That seemed to be puffery about a database used to store subpoena requests. You have "direct access" to a service if it has a webpage you can submit subpoenas to.


Didn’t Apple famously refuse the FBI’s request to unlock the San Bernardino’s attacker’s iPhone. FBI ended up hiring an Australian company which used a Mozilla bug that allows unlimited password guesses without the phone wiping.

If the NSA had that info, why go through the trouble?


As I recall (because I was paying very close attention at the time), the FBI dropped the case on the morning before the first court session. They'd either cracked it last minute or had the info earlier and hoped to set a precedent but veered at the last minute because their case was weak enough not to take a chance. I was extremely angry at the FBI at the time and ranting to anyone who would listen about the privacy implications, so I remember this well.


FBI already had full access to the unencrypted icloud backup from a few days prior.


Sorry, could you please give me a source about that?

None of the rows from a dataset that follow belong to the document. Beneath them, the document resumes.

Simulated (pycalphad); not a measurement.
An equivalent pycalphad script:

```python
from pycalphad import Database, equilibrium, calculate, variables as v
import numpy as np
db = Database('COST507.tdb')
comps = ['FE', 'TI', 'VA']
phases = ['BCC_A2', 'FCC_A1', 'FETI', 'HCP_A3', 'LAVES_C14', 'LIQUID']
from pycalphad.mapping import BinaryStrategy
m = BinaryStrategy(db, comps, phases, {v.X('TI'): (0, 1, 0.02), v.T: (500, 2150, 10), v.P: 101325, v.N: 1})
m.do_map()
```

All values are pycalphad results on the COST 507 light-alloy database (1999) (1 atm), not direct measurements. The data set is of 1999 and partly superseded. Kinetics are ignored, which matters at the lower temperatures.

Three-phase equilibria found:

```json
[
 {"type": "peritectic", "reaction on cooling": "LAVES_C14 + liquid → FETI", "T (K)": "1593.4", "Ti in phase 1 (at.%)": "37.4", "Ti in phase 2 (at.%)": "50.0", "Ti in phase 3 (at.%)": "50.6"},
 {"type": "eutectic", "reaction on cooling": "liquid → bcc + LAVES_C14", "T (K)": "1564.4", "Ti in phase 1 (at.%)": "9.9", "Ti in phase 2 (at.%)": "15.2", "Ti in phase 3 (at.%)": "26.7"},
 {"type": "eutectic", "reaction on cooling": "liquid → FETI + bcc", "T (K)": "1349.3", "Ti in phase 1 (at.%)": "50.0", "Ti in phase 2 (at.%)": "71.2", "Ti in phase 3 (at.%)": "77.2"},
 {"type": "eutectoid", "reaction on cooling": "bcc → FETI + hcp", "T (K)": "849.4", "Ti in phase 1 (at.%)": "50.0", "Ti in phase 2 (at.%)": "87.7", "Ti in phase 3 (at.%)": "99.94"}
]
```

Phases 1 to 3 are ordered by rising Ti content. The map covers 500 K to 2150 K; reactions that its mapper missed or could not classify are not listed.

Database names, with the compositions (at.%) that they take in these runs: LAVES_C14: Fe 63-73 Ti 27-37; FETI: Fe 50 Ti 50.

> If the NSA had that info, why go through the trouble?

To defend the optics of a backdoor that they actively rely on?

If Apple and the NSA are in kahoots, it's not hard to imagine them anticipating this kind of event and leveraging it for plausible deniability. I'm not saying this is necessarily what happened, but we'd need more evidence than just the first-party admission of two parties that stand to gain from privacy theater.